Monday, August 29, 2011

Special Thunderstorms

A probably not so recent anymore AIM update identified two changes in the publication for which I wanted to look up the details.

The following airports have been identified for SPECI criteria for significant temperature changes between hourly reports: about half of Canadian airports

It then lists almost half of Canadian airports, the biggest ones. Normally an aerodrome observation, called a METAR is published once an hour, but if one of a number of specific significant changes occur, like precipitation starts or ends, or the ceiling or visibility changes past a specific limitation, they issue a special update observation called a SPECI. It's pretty clear from the descriptions that they are aimed at given a pilot the best chance of making the right decision about whether or not she can land there with her equipment and training.

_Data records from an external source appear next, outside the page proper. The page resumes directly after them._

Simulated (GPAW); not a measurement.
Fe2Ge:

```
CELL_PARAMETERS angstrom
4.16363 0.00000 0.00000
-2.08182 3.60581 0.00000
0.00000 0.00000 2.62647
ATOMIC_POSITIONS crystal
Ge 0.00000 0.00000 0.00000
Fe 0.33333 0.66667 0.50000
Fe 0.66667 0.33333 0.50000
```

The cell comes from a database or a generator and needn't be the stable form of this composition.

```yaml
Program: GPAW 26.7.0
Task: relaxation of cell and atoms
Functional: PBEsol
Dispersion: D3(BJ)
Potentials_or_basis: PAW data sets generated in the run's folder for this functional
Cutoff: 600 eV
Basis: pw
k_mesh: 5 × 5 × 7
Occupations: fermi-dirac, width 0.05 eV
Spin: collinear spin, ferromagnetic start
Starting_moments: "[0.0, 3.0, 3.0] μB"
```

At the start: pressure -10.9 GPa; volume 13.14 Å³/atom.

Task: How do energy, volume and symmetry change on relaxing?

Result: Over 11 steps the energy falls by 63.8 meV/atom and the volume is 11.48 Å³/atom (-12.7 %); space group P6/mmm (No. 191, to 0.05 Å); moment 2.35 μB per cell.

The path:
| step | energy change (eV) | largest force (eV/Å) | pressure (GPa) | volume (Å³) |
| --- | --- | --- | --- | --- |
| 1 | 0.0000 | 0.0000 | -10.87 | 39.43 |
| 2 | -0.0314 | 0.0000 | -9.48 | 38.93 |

It doesn't say why they have added temperature to the criteria. Temperature in and of itself doesn't offer the same impediment to landing as fog, hail, or thunderstorms, but a sudden change in temperature indicates the passage of a front, which could mean an abrupt change in weather, or sometimes freezing rain.

The second change is to Met 3.13 and I was curious when I looked at it what they had changed.

(a) active thunderstorms–the cumulonimbus (CB) symbol is used when thunderstorms occur, or are forecast to occur, over a widespread area, along a line, embedded in other cloud layers, or when concealed by a hazard. The amounts and the spatial coverage (in brackets) are indicated as:

ISOLD (isolated) – for individual CBs (less than 25%)
OCNL (occasional) – for well­separated CBs (25 – 50% inclusive)
NMRS (numerous) – for CBs with little or no separation (greater than 50%)

It looked the same as I remembered. As an instructor I used to teach students to match ISOLD to FEW (1-2 octas), OCNL to SCT (3-4 octas) and NMRS to BKN (>4 octas), where an octa, or maybe it's an okta--damn you really forget this stuff when you're not lecturing someone on it every day--is a one-eighth proportion of the sky. I houled out an older paper copy of the AIM and looked up what it used to be, and the old version omits the bits that are in parentheses in the lines quoted above. I wonder how I knew it, then. I guess it was in the old, old version, the AIP and somehow didn't get added to the new AIM until recently.

That's exactly how lore is created, but someone added it back in, so now it's information again. I love lore. Especially when it's incorrect but it can be traced back to a loopily logical origin.